Release Management Tooling: Past, Present, and Future

Release Management Tooling: Past, Present, and Future

As I was interviewing a potential intern for the summer of 2015 I realized I had outlined all our major tools and what the next enhancement for each could be but that this wasn’t well documented anywhere else yet.

By coming to Release Management from my beginnings as a Release Engineer, I’ve been a part of seeing our overall release automation improve across the whole spectrum of what it takes to put out packaged software for multiple platforms and we’ve come a long way so this post is also intended to capture how the main tools we use have gotten to their current state as well as share where they are heading.

Ship-It

Past: Release Manager on point for a release sent an email to the Release-Drivers mailing list with an hg changeset, a version, build number, and this was the “go” to build for Release Engineering to take over and execute a combination of automated/manual steps (there was even a time when it was only said in IRC, email became the constant when Joduinn pushed for consistency and a traceable trail of events). Release Engineers would update a config files & locale changes, get them attached to a bug, approved, uplifted, then go reconfigure the build machines so they could kick off the release build automation.

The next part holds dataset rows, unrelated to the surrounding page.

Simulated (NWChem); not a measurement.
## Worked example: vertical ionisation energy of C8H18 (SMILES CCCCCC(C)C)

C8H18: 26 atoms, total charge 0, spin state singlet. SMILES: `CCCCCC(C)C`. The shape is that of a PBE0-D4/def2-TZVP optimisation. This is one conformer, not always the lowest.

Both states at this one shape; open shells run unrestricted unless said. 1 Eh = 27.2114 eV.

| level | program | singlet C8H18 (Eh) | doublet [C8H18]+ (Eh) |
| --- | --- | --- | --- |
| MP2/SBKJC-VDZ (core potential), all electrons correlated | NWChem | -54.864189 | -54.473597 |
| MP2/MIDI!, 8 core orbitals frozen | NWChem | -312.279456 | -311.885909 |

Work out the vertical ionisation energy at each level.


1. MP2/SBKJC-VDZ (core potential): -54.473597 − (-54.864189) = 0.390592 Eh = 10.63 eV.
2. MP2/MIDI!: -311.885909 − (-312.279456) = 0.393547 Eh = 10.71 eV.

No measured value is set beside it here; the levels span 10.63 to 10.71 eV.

Present: Ship-It is an app developed by Release Engineering (bhearsum) that allows a Release Manager to input the configurations needed (changeset, version, build number, partials to be created, l10n changesets) all in one place, and on submit the build automation picks up this change from a db, reconfigures the build machine, and triggers builds. When all goes well, there are zero human hands between the “go” and the availability of builds to QA.

Future: In two parts:
1. To have a simple app that can take a list of bug numbers and check them for landing to {branch} (where branch is Beta, Release, or ESR), once all the bug numbers listed have landed, check tree herder for green status on that last changeset, submit to Ship-It if builds are successful. Benefits: hands off even sooner, knowing that all the important fixes are on the branch in question, and that the tree is totally green prior to build (sometimes we “go” without all the results because of human timing needs).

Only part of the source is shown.